What is ISIS-K? Islamic State affiliate group suspected in Kabul airport attack
Summary
The group has conducted a string of deadly attacks, primarily targeting members of Afghanistan’s Shiite Hazara minority. Here’s what you need to know.The group has conducted a string of deadly attacks, primarily targeting members of Afghanistan’s Shiite Hazara minority. Here’s what you need to know.
U.S. officials attributed attacks that killed more than 100 people at the Kabul airport, and an assault by gunmen, to Islamic State’s regional affiliate. The Taliban, who seized Kabul on Aug. 15, are a sworn enemy of Islamic State, and shot dead one of the group’s top leaders in Afghanistan hours after taking over the Kabul prison where he was held. Here’s a look at ISIS-K.
What is ISIS-K?
ISIS-K is an Afghanistan-based offshoot of Islamic State, the Islamist extremist group that established what it called a caliphate in Syria and Iraq in 2014 and has carried out terrorist attacks in countries around the world. The K in ISIS-K refers to Khorasan, the province in eastern Afghanistan where the group has its headquarters.
Founded in 2015, ISIS-K’s core membership includes disgruntled members of the Afghan Taliban and its Pakistani counterpart, the TTP. According to analysts who track the movement, ISIS-K has also recruited heavily in Pakistani mosques and madrasas. The group has conducted a string of deadly attacks in Kabul, primarily targeting members of Afghanistan’s Shiite Hazara minority. Such attacks include, according to the U.S., an assault by gunmen on a maternity ward in Kabul in 2020, which killed 24 people, mostly women and children.
In 2017, President Trump ordered the U.S. military to drop the largest conventional bomb in the American arsenal, the GBU-43/B, also known as “the mother of all bombs," on caves used by ISIS-K in eastern Afghanistan.
At the height of its strength, the group was believed by U.S. officials to number 2-3,000 fighters, but likely commands many fewer today.
Who leads ISIS-K?
The group has had seven leaders during its six years in existence. A number were killed by U.S. airstrikes. The group’s first leader, Hafiz Saeed Khan, a former member of the Pakistani Taliban, was killed in a U.S. airstrike in 2016. Another former leader, known as Omar Khorasani, who was detained in an Afghan government prison, was executed by the Taliban last week after they took control of Kabul. The current leader, Shahab al-Muhajir, has headed the group since his predecessor was arrested in April 2020.

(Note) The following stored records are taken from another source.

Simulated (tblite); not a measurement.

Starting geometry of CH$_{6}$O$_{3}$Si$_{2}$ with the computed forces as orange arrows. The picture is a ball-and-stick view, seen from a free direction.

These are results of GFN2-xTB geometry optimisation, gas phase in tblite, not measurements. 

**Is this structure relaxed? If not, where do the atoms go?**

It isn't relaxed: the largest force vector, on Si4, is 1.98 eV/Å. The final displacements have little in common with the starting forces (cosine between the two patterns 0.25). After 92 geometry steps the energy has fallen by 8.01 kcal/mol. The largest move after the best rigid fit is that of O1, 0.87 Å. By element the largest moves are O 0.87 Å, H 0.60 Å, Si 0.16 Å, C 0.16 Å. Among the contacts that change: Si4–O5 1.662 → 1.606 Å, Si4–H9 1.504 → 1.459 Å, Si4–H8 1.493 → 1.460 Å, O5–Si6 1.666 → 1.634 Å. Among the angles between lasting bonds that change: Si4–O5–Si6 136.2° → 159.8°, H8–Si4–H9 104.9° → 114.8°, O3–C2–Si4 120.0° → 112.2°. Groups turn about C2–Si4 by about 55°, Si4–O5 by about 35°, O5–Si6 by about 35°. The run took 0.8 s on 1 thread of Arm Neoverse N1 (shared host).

What is ISIS-K’s relationship with the Taliban and other Islamist groups?
Officially, the Taliban and Islamic State are enemies. The Taliban killed ISIS-K leaders in Afghan jails after they seized control last week. Islamic State also denounced the Taliban conquest of Afghanistan on Aug. 15.
Some intelligence analysts, however, point to links between ISIS-K and the Taliban’s most radical and violent wing, the Haqqani network.
Afghan security officials have for years accused the Haqqani network of providing Islamic State technical expertise and access to criminal networks in areas of Kabul to facilitate ISIS-K attacks. ISIS-K leadership has also in the past counted several former members of the Haqqani network, as well as al Qaeda.
The Taliban, rooted in Afghan village culture, draw support from Afghan rural communities and generally find Islamic State’s methods too extreme and violent. The Taliban condemned the Aug. 26 attack on Kabul airport, which the U.S. blamed on ISIS-K.
Islamic State aims to establish a transnational caliphate, while the Taliban’s ambitions mostly concern Afghanistan.
What has the U.S. government said about ISIS-K?
Ever since the militant group’s formation in 2015, the U.S. has pummeled it with airstrikes in the Tora Bora mountains, which over a decade earlier had been a hideout of al Qaeda leader Osama bin Laden.
The U.S. has identified the group as a major threat to Afghan civilian lives. As efforts to airlift citizens out of Afghanistan got under way, U.S. officials said there was an imminent and growing terror threat from ISIS-K against the Kabul airport.
“Every day we’re on the ground is another day we know that ISIS-K is seeking to target the airport and attack both U.S. and allied forces and innocent civilians," President Biden said on Aug. 24.
On Thursday, in the hours leading up to the twin blasts at the airport, U.S. and European governments continued to warn about the possibility of an ISIS-K attack, telling their citizens to stay away from the airport.